One of the main points of youth involvement activities is to foster a deeper connection between young people and the communities they are part of. They become connected physically by spending time; mentally by sharing their thoughts; emotionally by sharing their feelings; and in many other powerful ways too. Whether they are involved in schools, nonprofits, government programs, or faith-based communities, all children and youth deserve opportunities to become deeply connected.
There are many challenges to youth involvement though. Society has a legacy of routinely and systematically excluding young people from many substantive opportunities for them to become engaged. Rather than be a conspiracy that’s designed by few and inadvertently compelled by the masses, segregating children and youth is a blatant design in our society. This segregation defeats many well-intended youth involvement activities.
Here is what youth segregation looks like in five places.
- Education System. Everyday around the world, young people are separated from their families and neighbors and placed within specially designed environments that segregate them from mainstream society, simply because of their age. Within those confines, they’re segregated again by age and measured ability, both of which are arbitrary markers of their capacities to learn. Oftentimes this is made into a bigger issue because of racial and socio-economic segregation. Schools can overturn this ignorance by actively integrating young people with each other in recognition of their differences. They can also infuse learning throughout communities through service learning, internships, place-based learning, and other approaches—for all ages, everywhere, all the time.
- Childcare. Before and after school, many young people face receiving care in isolated facilities that are operated to stop them being at home alone, and relieve the concerns of parents who can’t be there with their children. Regardless of size, these locations almost always segregate children and youth from mainstream society, instead relying on a few well-meaning adults to guide young people during this time.
- Youth Programs. Nonprofits, community groups, government agencies, and schools all provide programs for youth during out-of-school times. They may be recreational, educational, social, or faith-based, but most of them depend on separating children and youth from adults in order to affect them. The idea that young people should be segregated from their families and the rest of the church started with youth schools, spread to youth programs, and is now in commerce, recreation, and media. Young people are now routinely ghetto-ized.
- Jobs. While age discrimination in the workplace is prohibited for older people by federal law, there are few protections for young people. Well-intended child labor laws met the end of abusive employment practices that exploited child and youth workers. However, there is rampant age-based isolationism in workplaces that causes youth workers to only be able to work with other youth. Ephebiphobia and adultism make unwritten practices in workplaces that segregate youth workers the norm, while marketers make youth consumers an isolated clientbase too. All that says little about the few number of jobs actually available to young people anymore. As the economy went south, jobs that used to be for youth went to adults while programs that funded jobs exclusively for youth were shut down with bipartisan support.
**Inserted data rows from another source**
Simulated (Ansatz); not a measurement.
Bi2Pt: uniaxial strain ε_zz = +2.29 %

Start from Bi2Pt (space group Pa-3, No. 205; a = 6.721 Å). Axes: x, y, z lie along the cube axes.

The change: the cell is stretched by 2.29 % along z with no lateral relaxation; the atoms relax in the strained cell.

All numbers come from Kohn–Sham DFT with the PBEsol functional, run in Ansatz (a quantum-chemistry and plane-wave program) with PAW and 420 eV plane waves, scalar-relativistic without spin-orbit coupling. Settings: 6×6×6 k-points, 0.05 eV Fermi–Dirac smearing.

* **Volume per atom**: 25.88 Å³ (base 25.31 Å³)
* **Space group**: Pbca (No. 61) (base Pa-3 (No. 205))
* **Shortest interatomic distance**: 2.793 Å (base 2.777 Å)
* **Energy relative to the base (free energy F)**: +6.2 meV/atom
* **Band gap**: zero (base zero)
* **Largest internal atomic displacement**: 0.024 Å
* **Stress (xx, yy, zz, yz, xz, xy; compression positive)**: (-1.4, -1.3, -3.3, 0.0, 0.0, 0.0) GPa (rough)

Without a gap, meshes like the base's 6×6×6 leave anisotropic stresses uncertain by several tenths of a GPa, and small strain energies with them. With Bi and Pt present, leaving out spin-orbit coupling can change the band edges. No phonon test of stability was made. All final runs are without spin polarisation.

- Cultural Programs. The very programs that are designed to sustain our culture and society are oftentimes ones that most deeply segregate young people from adults. Ironically, children and youth are expected to learn about history devoid of the people who’ve actually lived it. Instead, they’re expected to study it and examine it alone, or with the guidance of a well-meaning but frequently poorly equipped teacher. A 1998 study from the William T. Grant Foundation says, “There is a portrait of youth that is not only misleading, but harmful. We ought to correct the record out of a sense of fairness, as well as accuracy. These young people desperately need a chance to get started in responsible careers. Instead, they are frequently saddled with the image of being uninterested and unwilling to assume responsibility. Complaining about youth is all too common.” This is correct, if not even more exacerbated, in cultural programs of all types.
Scanning throughout society at the places where young people are and adults aren’t, there are many more innocuous and a few more nefarious examples I could draw on. However, I’m going to leave you with this opportunity to imagine them yourself. Answer these questions:
- Am I interested in stopping youth segregation?
- Do I think age segregation of all kinds is valid?
- How do I discriminate against young people?
- What am I willing to sacrifice in order to stop youth segregation?